DUbai : Coutts & Co., the wealth management arm of Royal Bank of Scotland (RBS), will continue hiring bankers in fast-growing markets such as the Middle East as it aims to generate more revenues from abroad, the bank’s top executive said on Thursday. Coutts, Queen Elizabeth II’s housebank which has a history of more than 300 years, in the past year has been expanding its Middle East presence. It recently opened an office in Dubai’s financial centre and hired several private bankers as part of an aggressive expansion spree in the region.
“I expect the Middle East will continue to grow faster than for instance Europe,” Coutts’ chief executive Rory Tapner said in a phone interview.
“We are moving from what was historically largely an expat business to one now that is properly Middle Eastern. We’re trying to do now more business with existing local clients and expand our local client base,” Tapner said.
The private banking sector in the Middle East and Africa may grow 6.6per cent a year to reach $6.1 trillion in value in 2016 as the gross domestic product of oil-rich countries in the region continues to expand, according to a study from Boston Consulting Group earlier this year.
Many of the world’s largest private banks, including the likes of UBS and Julius Baer, are active in Dubai, hoping to tap the wider region’s oil wealth. Coutts also has offices in Doha and Abu Dhabi.

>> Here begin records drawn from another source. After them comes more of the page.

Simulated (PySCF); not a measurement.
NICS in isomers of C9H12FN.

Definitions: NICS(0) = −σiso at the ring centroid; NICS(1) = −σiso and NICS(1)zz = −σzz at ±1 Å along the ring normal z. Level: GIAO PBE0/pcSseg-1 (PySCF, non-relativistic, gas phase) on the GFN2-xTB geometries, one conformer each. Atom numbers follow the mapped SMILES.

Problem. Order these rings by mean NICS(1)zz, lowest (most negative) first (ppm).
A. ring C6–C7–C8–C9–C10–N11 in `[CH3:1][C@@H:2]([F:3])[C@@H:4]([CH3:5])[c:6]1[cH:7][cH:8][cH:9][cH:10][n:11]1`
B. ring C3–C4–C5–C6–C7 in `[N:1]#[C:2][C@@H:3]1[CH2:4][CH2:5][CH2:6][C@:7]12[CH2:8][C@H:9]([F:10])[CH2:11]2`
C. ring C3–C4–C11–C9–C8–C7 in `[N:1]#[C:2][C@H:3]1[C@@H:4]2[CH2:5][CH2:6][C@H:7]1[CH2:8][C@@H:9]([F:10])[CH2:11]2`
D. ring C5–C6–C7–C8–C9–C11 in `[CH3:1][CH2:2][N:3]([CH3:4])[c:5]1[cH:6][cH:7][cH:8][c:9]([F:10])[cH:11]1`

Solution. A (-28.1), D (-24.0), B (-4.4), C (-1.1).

For Coutts, boosting its business in faster-growing regions means it will become less dependent on its domestic market, the UK, where it currently generates about 55per cent of its revenues.
“Our strategy is very clear, we are too exposed to the UK and we expect a shift of the mix of business to about 60% international and 40 per cent UK,” Tapner said.
Coutts has currently about GBP85 billion in assets under management worldwide and Mr. Tapner expects that amount to increase next year, without giving more specific forecasts.
Coutts earlier this year reduced its global workforce to 5,100 from 5,500, mostly by cutting middle- and back-office jobs, but Tapner said the bank continues to recruit private bankers and investment specialists.